Friction with Iran may bring Pompeo home
A decade ago, Mike Pompeo was a businessman forging his way into Kansas politics, having spent years fostering deep connections with the state’s most influential power brokers. He would emerge from a rollicking Republican primary and sprint away with the general election for Kansas’ 4th District Congressional seat, pummeling Democrat Raj Goyle by roughly 45,000 votes and entering the Beltway as a strong conservative with legitimate foreign policy chops and something to prove.

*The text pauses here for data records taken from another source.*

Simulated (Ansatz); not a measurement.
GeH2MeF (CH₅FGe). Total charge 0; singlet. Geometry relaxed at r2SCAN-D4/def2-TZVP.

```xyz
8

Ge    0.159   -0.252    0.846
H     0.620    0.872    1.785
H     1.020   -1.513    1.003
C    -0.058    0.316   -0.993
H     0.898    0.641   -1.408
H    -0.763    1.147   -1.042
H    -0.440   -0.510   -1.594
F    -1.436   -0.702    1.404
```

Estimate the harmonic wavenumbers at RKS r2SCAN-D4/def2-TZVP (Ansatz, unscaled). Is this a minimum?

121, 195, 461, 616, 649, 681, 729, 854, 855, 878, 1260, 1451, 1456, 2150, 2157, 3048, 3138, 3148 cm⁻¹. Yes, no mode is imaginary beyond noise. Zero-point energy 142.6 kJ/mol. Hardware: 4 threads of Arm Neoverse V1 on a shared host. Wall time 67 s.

A mere 10 years later, Pompeo now occupies a seat in President Trump’s cockpit — a trusted cabinet member to a president whose circle of trust is immeasurably narrow. After three steady Congressional terms, Pompeo formed an immediate bond with the president-elect, serving 15 months as Director of the Central Intelligence Agency before capitalizing on Trump’s deteriorated relationship with Rex Tillerson and ascending to the top position in the State Department. For Mike Pompeo, the road ahead has been paved in political gold. If Trump nets a second term, the expectation has been that Pompeo will stay close with the president, and reports indicate he would then be a front-runner candidate for president in 2024.
But dangling in the periphery is a different prize — an option favored by Senate Majority Leader Mitch McConnell, R-KY. If McConnell had his druthers, Pompeo would step down from State tomorrow and slide easily into front-runner status for the U.S. Senate vacancy created by retiring Sen. Pat Roberts, R-KS — thus locking down a seat that will help keep the Senate in Republican hands. On Monday, Pompeo issued the latest in a string of denials with regard to his possible Senate candidacy, but this did little to quell the speculation.
While Pompeo remains heavily invested in the president’s foreign policy agenda, he has maintained a well-publicized connection to his home state, and his recent social media maneuvers suggest his campaign apparatus will be ready at a moment’s notice. Most importantly, the road ahead with Trump may well now be a primrose path to political peril, based upon the president’s high-risk decision last Thursday to order the killing of Qasem Soleimani, head of the Iranian Revolutionary Guard Corps-Quds Force and perhaps the second most powerful man in all of Iran.
If Trump’s killing of an Iranian figurehead catapults America into another costly war with a middle power, things may change quickly at the White House. If the war does manifest and quickly becomes as politically unpopular as the Iraq War, it may move the needle in a close presidential election.
If he leads us into a politically unpopular war, Trump may begin looking for scapegoats as he struggles to salvage his presidency. There is also the potential, of course, that disagreements over handling of these high-stakes foreign policy decisions will lead to increased friction between Trump and his advisors — another road that could lead to peril for Pompeo.
If Pompeo is still on the fence, Trump’s decision to eliminate Soleimani and spark maximum tension with Iran may eventually be the determining factor. Pompeo is no fool, and he will protect his political career as long as he wishes to remain in politics. Trump has even given him an out, stating recently that Pompeo may in fact run for Senate if it appears Republicans are in danger of losing the seat.
All that’s left for Mike Pompeo is to make a move. As he monitors the situation with Iran carefully from all perspectives, and as friction intensifies, he may reverse course on Monday’s denial. And if he does, the race to replace Pat Roberts may well become a lot less interesting.